Women would all experience a much greater sense of connection to their husband’s heart if they stopped looking at sex as a chore, a duty, or a reward and rather start consistently viewing it as a joy, an honor and a gift they’re glad to give. The friends I know that clearly have the greatest marriages are the ones who don’t need prompting to treat each other like lovers. Verbal affirmation of their love is a daily occurrence, acts of kindness are intuitive, and satisfying sexual enjoyment of each other is standard operating procedure. There’s one other secret they seem to know: the commitment to verbalizing and giving themselves to their mate is done unilaterally. Whether their spouse is on-board with their commitment or not, they are going to do what true marital love requires—offer on-going verbal affirmation and be enthusiastically available as their lover. This kind of love also covers a lot of mistakes; like the time I waited until Valentine’s morning to stop by Walgreens to buy Darcy a card. The choice ones and appropriate ones were gone. She did her best to appreciate the depth of my love expressed in the card that started out “To My Wonderful Aunt on Valentine’s Day …” A Bonus Valentine’s Piece of Advice: Not every romantic interlude can be like Valentine’s Day. It would turn these interludes, as well as Valentine’s Day into a cliché. But a true, on-going commitment to mutually satisfying sexual fulfillment in marriage can be maintained if you offer intimacy to each other with three venues in mind. Let me use food as a metaphor to make my point.

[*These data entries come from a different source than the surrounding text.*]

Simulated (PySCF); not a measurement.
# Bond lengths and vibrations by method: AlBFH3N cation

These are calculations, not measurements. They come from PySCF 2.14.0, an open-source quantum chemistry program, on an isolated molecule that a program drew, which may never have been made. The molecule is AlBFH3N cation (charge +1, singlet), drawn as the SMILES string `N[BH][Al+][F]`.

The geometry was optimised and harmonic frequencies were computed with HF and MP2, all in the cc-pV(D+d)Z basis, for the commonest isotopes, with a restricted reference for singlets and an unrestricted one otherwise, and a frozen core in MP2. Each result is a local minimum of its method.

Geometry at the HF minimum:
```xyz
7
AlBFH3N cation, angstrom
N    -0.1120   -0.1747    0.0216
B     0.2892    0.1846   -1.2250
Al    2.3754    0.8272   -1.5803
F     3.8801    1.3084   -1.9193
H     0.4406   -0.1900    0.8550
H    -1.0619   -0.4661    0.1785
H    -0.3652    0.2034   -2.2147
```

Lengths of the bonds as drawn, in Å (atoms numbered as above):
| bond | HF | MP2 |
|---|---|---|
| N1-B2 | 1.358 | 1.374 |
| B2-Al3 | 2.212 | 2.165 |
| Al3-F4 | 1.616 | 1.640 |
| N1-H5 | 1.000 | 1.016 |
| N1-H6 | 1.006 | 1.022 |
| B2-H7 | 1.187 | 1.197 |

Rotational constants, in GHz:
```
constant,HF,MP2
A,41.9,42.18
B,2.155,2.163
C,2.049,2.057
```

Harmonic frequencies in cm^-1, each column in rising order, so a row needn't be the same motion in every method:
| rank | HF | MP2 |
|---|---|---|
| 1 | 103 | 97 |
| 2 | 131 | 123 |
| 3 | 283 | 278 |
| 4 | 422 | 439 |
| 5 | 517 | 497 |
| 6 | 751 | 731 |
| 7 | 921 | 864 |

          • There’s “fast food” sex – this is where you don’t have a lot of time to commit to each other but you want to meet your spouse’s needs.
          • There’s “home cooked” sex – this is the comfortable, “stick to your ribs” type of intimacy.
          • There’s “candlelight dinner” sex – this is where you put some forethought into the occasion, spend some money, and commit more time.

Healthy marriages make sure they provide all three. If you only have one of these types of sexual intimacy in your marriage, you’re going to run into disappointment. Why?

If you only have “fast food” sex, you end up feeling unfulfilled. If you only have “home cooked” sex, you could end up feeling bored. If you only have “candlelight dinner” sex, you’ll go broke.

Marital love has a sophisticated palate. Make the heart connection between you and your spouse an extension of the sexual food channel.